Women, too, are on two wheels

They’re biker chicks, all right.

But they’re not clinging seductively to the back of some dude’s bike. And you won’t see any of the women in this group wearing a T-shirt that brands them as somebody’s “property,” either. These ladies – members of two South Sound chapters of the national Women on Wheels motorcycle organization – are in the driver’s seat when they head out on the highway.

Some started riding as kids, as passengers with their dads or as teens on the back of their own dirt bikes. Others didn’t start motorcycling until they were in their 40s or 50s.

But they all have one thing in common: They treasure the wind in their faces and the sense of freedom they feel on the open road.

“When you’re on a bike, your brain is so preoccupied with what you have to do that it’s like an anti-depressant,” says Cheryl Creson of Auburn, who leads the West Side Girls, which has members from King and Pierce counties. Her group gathered for a ride last month with women riders from the Kitsap County-based Olympic Thunder, another Women on Wheels chapter.

Riders ranged in age from their 30s to their 60s.

“I didn’t start riding until I was 57 years old,” says Conne Cannon, 65, who takes her portable oxygen tank along on rides.

She and her husband, John, often ride together on their own motorcycles – they’ve been to Mexico and on a mission trip to Belize on bikes. And he keeps her ride in top shape.

“But it’s also good to do girl things,” she says.

Cannon rides a three-wheeled 1500cc Gold Wing.

“You don’t have to worry about corners, or stops,” she says, demonstrating how her three wheels help keep her bike stable. “It rides nice and smooth.”
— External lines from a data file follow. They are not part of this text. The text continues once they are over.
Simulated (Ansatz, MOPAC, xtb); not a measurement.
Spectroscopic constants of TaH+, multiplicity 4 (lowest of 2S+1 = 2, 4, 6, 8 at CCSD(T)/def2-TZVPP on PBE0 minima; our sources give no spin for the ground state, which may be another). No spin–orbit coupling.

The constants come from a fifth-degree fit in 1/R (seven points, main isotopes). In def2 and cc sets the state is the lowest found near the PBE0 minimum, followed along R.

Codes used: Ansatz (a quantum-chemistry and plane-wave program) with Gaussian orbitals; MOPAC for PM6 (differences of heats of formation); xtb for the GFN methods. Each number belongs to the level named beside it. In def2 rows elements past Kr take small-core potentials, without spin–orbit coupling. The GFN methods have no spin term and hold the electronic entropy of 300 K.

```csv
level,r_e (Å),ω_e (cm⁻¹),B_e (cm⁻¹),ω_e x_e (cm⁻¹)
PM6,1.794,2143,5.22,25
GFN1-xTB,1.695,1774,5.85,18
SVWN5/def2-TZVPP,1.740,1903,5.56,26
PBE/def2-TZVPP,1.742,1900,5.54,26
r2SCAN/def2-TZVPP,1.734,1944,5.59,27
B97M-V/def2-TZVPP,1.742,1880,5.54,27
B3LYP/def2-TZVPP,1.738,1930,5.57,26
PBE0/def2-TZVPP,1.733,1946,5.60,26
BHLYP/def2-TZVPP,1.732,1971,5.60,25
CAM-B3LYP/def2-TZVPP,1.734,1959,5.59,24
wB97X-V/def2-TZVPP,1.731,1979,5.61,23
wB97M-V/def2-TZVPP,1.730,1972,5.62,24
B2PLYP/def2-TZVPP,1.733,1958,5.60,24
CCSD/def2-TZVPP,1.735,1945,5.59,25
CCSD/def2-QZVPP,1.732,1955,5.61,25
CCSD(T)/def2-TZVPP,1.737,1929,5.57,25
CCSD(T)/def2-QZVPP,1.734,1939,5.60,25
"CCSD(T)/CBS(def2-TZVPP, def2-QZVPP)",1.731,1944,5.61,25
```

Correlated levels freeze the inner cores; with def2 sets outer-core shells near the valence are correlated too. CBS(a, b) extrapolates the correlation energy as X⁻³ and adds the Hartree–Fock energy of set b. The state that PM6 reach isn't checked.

Cannon’s husband introduced her to motorcycling. But after a couple of trips on the back of his bike, she was ready for her own.

“I said this is what I really want to do,” she says.

West Side Girl Trish Alexander got her first taste of motorcycling at about age 5, when the Hells Angels buzzed by her family’s station wagon.

“My mom said not to look,” she says. “I’m sure my brother and sister didn’t. But I did.”

She wasn’t really hooked on two-wheeling transportation until she accidentally stumbled on the Mecca of motorcycling, Sturgis S.D.

Since the 1930s, motorcyclists from all over the country have been converging on the city each summer for races, rallies and raucous fun. Today, the event attracts hundreds of thousands of people.

But Alexander knew nothing of Sturgis’ reputation the year she took her kids to see Mount Rushmore and South Dakota’s Black Hills.

The noisy bikes around Sturgis drove her husband – now her ex – crazy. But they were music to the ears of Alexander. She vowed that once her kids were grown up, she was going to get her own motorcycle.

As a single mom, she remembers having to dip into her Harley fund to buy the kids shoes.

But she eventually got her own bike. Riding it makes her feel closer to her son, who died in a car accident at age 18. She wears a white butterfly pin on her leather vest in his honor.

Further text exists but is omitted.